The CTE OPTION (MAXRECURSION 32767) limit forces an @end_int maximum of 32,767. The MAXRECURSION option allows only 32,767 levels of recursion, which would mean a maximum of 32,767 integers. We could specify (MAXRECURSION 0) or even leave this line out of the function, but then nothing would protect the function from infinite recursion, which would crash it.
The next IF test (callout B) deals with @end_int values that exceed 32,767. Although the IntegersTable CTE that I just described works for values less than or equal to 32,767, numbers larger than 32,767 require something else because of the MAXRECURSION limit. For such end values, the function uses an INSERT INTO with a SELECT (callout E) that doubles the number of integers already in @IntegersTable. In other words, this particular INSERT INTO can handle row insertions only in successive groups of 2n power (2 ^ n) multiples of 65,534 (64KB) rows. Figure 2 shows these calculations.
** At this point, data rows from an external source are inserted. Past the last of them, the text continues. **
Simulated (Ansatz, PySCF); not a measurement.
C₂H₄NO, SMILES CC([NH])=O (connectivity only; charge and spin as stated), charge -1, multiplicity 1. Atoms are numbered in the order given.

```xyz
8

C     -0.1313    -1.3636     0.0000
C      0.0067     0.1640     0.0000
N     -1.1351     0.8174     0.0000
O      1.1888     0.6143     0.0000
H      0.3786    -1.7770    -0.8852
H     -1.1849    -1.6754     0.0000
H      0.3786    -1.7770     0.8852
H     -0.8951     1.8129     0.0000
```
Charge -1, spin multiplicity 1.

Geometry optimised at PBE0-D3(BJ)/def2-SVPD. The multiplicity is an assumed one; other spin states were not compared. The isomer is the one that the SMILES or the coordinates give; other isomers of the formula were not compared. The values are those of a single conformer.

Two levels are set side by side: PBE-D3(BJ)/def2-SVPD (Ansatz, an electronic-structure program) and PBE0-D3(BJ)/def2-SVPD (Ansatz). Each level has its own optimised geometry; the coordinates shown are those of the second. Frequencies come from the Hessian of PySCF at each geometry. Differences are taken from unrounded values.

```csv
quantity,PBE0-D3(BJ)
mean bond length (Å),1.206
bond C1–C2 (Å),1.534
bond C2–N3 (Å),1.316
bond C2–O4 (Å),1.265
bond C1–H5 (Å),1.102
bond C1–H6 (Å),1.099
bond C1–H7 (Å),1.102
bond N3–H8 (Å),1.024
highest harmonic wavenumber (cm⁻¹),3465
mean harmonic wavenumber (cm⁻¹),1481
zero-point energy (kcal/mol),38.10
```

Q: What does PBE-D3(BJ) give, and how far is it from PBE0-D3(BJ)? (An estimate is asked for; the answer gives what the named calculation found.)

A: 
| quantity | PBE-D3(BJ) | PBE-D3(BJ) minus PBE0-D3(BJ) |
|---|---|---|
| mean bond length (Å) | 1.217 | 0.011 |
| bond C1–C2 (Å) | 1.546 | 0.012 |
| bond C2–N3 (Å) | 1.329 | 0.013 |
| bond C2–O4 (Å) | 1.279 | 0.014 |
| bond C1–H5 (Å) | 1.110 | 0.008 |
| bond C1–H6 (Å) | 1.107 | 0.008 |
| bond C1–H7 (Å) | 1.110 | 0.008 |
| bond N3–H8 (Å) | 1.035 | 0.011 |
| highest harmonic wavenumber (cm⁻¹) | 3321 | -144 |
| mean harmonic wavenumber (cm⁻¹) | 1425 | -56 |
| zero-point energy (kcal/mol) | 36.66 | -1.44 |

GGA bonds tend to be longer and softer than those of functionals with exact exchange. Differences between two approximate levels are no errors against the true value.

The function inserts as many integers as we want, up to the BIGINT limit, but starting at integer 32,768, it must do so in steps, using a SELECT statement to double the number of rows already in @IntegersTable before it inserts new rows. Therefore, the function must figure out how many row groups it should handle. The SELECT statement in callout E does just that. Say that @end_int is 5,000,000. From Figure 2, the function should then go up to row group 8, the group that includes row 5,000,000 and ends at row 8,388,352. Based on the way the math works, which I described earlier, using the last number of group 8 as an example, we start with the equation
65534 x 2n = 8388352
and try to get a formula for n, the number of row groups. With natural logs and some algebra, we get
n = (ln(128))/(ln(2))
which yields n = 7. In Figure 2, the row group numbers start at 1, not 0, so add 1 to n, and you get n = 8. A general formula for n would look like this:
n = (ln(x/65534))/(ln(2))
To make the numbers work the way we need, round n up to the next integer if it's not an exact integer, and then add 1. The callout C does all this; we multiply @end_int by 1.0 because the math works reliably with real numbers. With this expression, for @end_int = 5000000, @int_row_groups = 8. The earlier number shift is important here. If @start_int is less than 1, the natural log function at best would have returned the wrong value and at worst would have crashed. Although this statement returns 0 for @end_int less than 32,768, @end_int will never drop below 32,768 at this point in the function, so we're safe.statement at
The function is almost ready to make the row insertions from integers 32,767 to @end_int. At callout D, it initializes variable @current_row_group to 1 and uses this variable as the loop counter for the WHILE loop. Variable @num_row_groups has the number of row groups the function handles. The WHILE loop loops once for every row group. Before the loop starts its work, variable @last_int has the last, or highest, value already inserted into table variable @IntegersTable. With @last_int_inserted, the loop knows the integer at which it should start inserting rows. Row group 1 is a special case, and @last_int_inserted helps there, too. Row group 1 covers rows 1 to 65,534, but the IntegersTableFill CTE already inserted at most 32,767 rows. Variable @last_int_inserted equals 32,767, so in the loop, the first row group should start at integer 32,768. Variable @last_int_inserted makes this possible. If the loop is at the last row group, it uses parameter @end_int to stop. Otherwise, it just keeps going. Setting @end_int this way makes the function more efficient, as I mentioned earlier. For example, if the user picked 16,776,706 for @end_int, the function would end at row group 10. But if the SELECT statement didn't stop at @end_int, the function would insert integers16,776,70 to 33,553,408 and throw them away later. Variable @end_int prevents this waste.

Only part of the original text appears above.